We were out walking the dogs after I picked Andrew up from work. I’m wearing jeans I purchased at a thrift store in Heathsville, VA and finally lengthened this week. I recently learned that making denim is very energy and water intensive… Basically terrible for the environment. I’ve been a thrift store shopper for quite a while and with these facts now known to me I’ll be purchasing all my jeans from thrift stores going forward.
I’m wearing one of the shifts I’ve made since beginning to sew clothing for myself again. The pattern is Wiksten and is my favorite so far. This pattern is simple to follow and I have made mid length and short sleeve dresses and two different length tops. It’s meant to be loose and I think sizing down a bit is better for some of the materials I’ve used. This particular shift is one size down from the suggested size based on my measurements and I find it to be a perfect fit and still easy to get in and out of.
This is a tiny closet. When we renovated the kitchen in Palazzo we were able to create this closet especially for Andrew’s motorcycle gear. His “monster boots” and jacket need to be accessible when put away. The space revealed itself when we removed the wall between the refrigerator and the stacked washer and dryer. On the floor is an interesting velcro bag-like thing that houses electrical cords that need some flexibility to move as the slide is pulled in and out. On top of this we set his boots. The hook for the coat hanger is Andrew’s creative way of solving several issues all at once.

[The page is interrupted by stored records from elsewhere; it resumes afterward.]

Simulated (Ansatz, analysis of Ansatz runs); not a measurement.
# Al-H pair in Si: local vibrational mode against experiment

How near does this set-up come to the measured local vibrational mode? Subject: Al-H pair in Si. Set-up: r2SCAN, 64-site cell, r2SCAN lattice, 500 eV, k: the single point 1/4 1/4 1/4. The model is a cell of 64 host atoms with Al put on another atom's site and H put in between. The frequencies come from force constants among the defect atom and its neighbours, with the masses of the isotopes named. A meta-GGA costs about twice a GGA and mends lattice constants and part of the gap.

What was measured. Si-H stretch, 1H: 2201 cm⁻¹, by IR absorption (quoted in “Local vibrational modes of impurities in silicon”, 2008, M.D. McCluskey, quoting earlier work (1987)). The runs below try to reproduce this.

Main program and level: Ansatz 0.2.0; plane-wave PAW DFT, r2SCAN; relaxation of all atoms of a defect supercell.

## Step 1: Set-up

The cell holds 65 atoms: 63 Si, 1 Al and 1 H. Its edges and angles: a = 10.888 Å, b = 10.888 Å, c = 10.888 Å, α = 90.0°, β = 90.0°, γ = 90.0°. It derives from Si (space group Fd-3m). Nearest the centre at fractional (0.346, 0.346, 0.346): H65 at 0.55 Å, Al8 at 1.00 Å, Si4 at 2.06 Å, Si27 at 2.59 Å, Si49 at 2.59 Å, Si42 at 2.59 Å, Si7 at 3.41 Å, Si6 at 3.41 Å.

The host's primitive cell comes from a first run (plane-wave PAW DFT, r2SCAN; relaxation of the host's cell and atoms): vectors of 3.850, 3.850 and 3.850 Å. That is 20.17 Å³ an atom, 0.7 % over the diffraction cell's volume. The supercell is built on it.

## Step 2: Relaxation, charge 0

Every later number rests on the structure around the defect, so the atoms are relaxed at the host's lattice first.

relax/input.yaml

To keep our new refrigerator in place as we travel he installed these metal pipes on top of the refrigerator set into a 1×4″ piece of wood. The pipes are cut to the perfect length and screwed into the wood which just sits on top of the fridge. The top of the post is screwed into the ceiling. From the vertical pipes Andrew attached another horizontal pipe on each to be able to hang a coat in the tiny closet and to hang my fruits and veggies on the kitchen side. Genius!
The finishing touch of this closet is the grey curtain which acts as a lightweight door and a noise dampener (this is very important when doing laundry). I bought a pair of light blocking curtains at Walmart for the windows. The windows are small enough I knew there would be plenty of fabric left over to use on this project. A bit of cutting and hemming made three RV window curtains and this “door.” After this installation there was a gap above the refrigerator. It needed visual and noise dampening; like a partition. We took out wood and walls (weight in an RV is important) and I was unwilling to install wood in this space. The floral quilted fabric was the perfect find when I was shopping in my mom’s sewing room this fall! She is always super generous and the color was perfect. A bit of cutting and sewing bias tape along the edges is all it took. I used three finishing nails to attach it to the 1×1″ board we left from the original wall. I also used the fabric on the shelf I made and hung above the kitchen counter – just to carry the color and pattern a bit further.
I’m not the greatest seamstress, however, I’ve enjoyed finding old fabrics and clothing items at thrift stores and even in my closet to create new things to wear. This way I get to learn new ways of putting fabric together, make mistakes, practice basic sewing skills and don’t spend much money.Here are a couple recent projects…I’ve owned and loved this shirt for more than 5 years. I bought it at a thrift store somewhere; I don’t even remember! Anyway, when I was 30 pounds lighter it was long enough, now, not so much. To fix this length situation I took another old shirt (I didn’t like the fit of the second shirt very much but I loved the fabric) and cut off the bottom. It doesn’t really lengthen the back, but it makes a world of difference in the front!
After cutting the fabric from the bottom of the shirt I used my zigzag stitch to be sure it wouldn’t fall apart in the wash. As I was sewing it on I realized there were some pulled stitches near the armhole so I fixed that up, too!The next project was as simple as adding a button to a thrift store top. This fabric is amazing but the tie in the back always sticks out at funny angles. I decided to add a button and put a couple stitches in the tie so it will hang the way I want even after washing! The button is pretty old and it came from my Mom’s stash. Last winter when I was there visiting I thought I was going to be making a bunch of cup cozies… I wanted buttons to add to them and so this in one of the oddball buttons I brought home.
This sweater I recently made with clearance fabric from JoAnn Fabrics. It was the end of the bolt and so soft I decided to get it without a plan! Using the pattern Simplicity 8658 I made the sweater and realized how bulky the sleeves were with this fabric! I of course only partially follow directions… The pattern is for lightweight fabrics but I thought this would be cute. This is super easy pattern and I love that there are hacks suggested. Anyway, the sleeves needed help at the cuffs.
Even with elastic it looked unfinished. I have three old turtlenecks that are soft and warm but require line drying to be long enough in the arms and body. To be honest, I’m not willing to do this in the RV… Space and time often don’t allow this when stopping at an RV park for 24 hours to do laundry. I decided to cut off the neck, cuffs and bottoms to be used in the future and also saved the shirts to be reworked in some other way too (maybe a 3/4 length sleeves?)After a but of playing around I got the cuffs to work on this sweater and it feels perfect! Almost like I planned it!
So these are my recent old to new. I’ll update with pics of me in the cloths if I can remember to take pictures!